From July 28th to and including August 3d, 1933, the employees of respondent on its premises, by secret ballot, selected 27 employee representatives to serve as a temporary committee in accordance with the plan. Respondent had copies of the plan printed and on November 11, 1933, the committee theretofore elected, distributed copies to respondent’s employees. On the copies was a recommendation from the committee that the plan be adopted and also a statement from respondent’s manager that the plan was acceptable to it. On December 7th, 8th, and 9th, using secret ballots furnished by respondents, its employees adopted the plan by a vote of 348 to 172.
On December 14th and 15th again on respondent’s premises and by secret ballots provided by it, the employees elected a slate of Employee Representatives from among the nominees to serve under the Plan for 1934. These representatives were listed by departments in a printed pamphlet containing the Plan which was issued and distributed to all of respondent’s employees. This Plan has since continued in full force and effect without change.
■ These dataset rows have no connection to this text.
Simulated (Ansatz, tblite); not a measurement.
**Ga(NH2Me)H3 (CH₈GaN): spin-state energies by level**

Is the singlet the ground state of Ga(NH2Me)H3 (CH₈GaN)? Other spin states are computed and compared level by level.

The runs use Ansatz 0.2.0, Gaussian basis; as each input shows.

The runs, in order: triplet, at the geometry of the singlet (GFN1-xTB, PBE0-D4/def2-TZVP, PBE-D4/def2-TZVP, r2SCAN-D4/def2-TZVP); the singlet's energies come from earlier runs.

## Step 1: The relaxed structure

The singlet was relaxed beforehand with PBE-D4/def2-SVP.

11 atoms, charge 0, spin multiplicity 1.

The Plan in its preamble recites that the management ana employees agree to it in order to provide effective means of contact between employees and management on all questions regarding the conditions and provisions of their employment. It is also stated that the purpose of the Plan is to carry into effect the provisions of Section 7(a) and (b) of the National
In ten enumerated sections, the Plan provides in detail for employee electoral representation and districting within the plant and also for qualifications of representatives and voters, while guaranteeing against abridgment of the right of employees to belong or not to belong to any union or other organization, for the procedure of nominating and electing representatives with assistance from the management if requested, for terms of office and the manner of filling vacancies. It also provides for various employees’ committees, management representatives, and joint committees of the two groups.
The employer representatives are appointed by the manager and are required to respond promptly to all requests from employee representatives and to grant interviews freely to any of them from time to time, collectively or separately with reference to matters of concern to the employees. The number of representatives for the respective sides may be equal but that of the management may be less than that of the employees and in no case, more. Power to employ, power to suspend and power to discharge for cause is reserved exclusively to the employer. Separate meetings of employee representatives are provided and also joint meetings with the management. The joint committee meetings may be held during regular working hours without any deductions from the pay of employee representatives. Such meetings are presided over by a management representative who shall keep and supply copies of the minutes of the meetings to each member. Upon request, the employer is to provide at its own expense, a suitable meeting place for all groups and committees and to indemnify each employee representative at his usual pay for time spent in attending meetings.
The adjustment of grievances is a six-step process from the employees’ foreman to arbitration. However, the Works Manager, during this process, may refer the controversy to one of the joint committees and if satisfaction is not obtained, the employee may notify the President of the Company. Finally, if the President and Employee Executive Committee agree thereto, the matter shall be referred to one or more arbitrators selected by mutual agreement. The Plan shall remain in effect during the existence of the National Industrial Recovery Act and thereafter may be terminated at any time upon three-months’ notice by the management or by a majority of the employees of the Division voting thereon. Under the Plan, there is no provision for the payment of dues or other expenses by employees and no provision is made for the holding of employee meetings.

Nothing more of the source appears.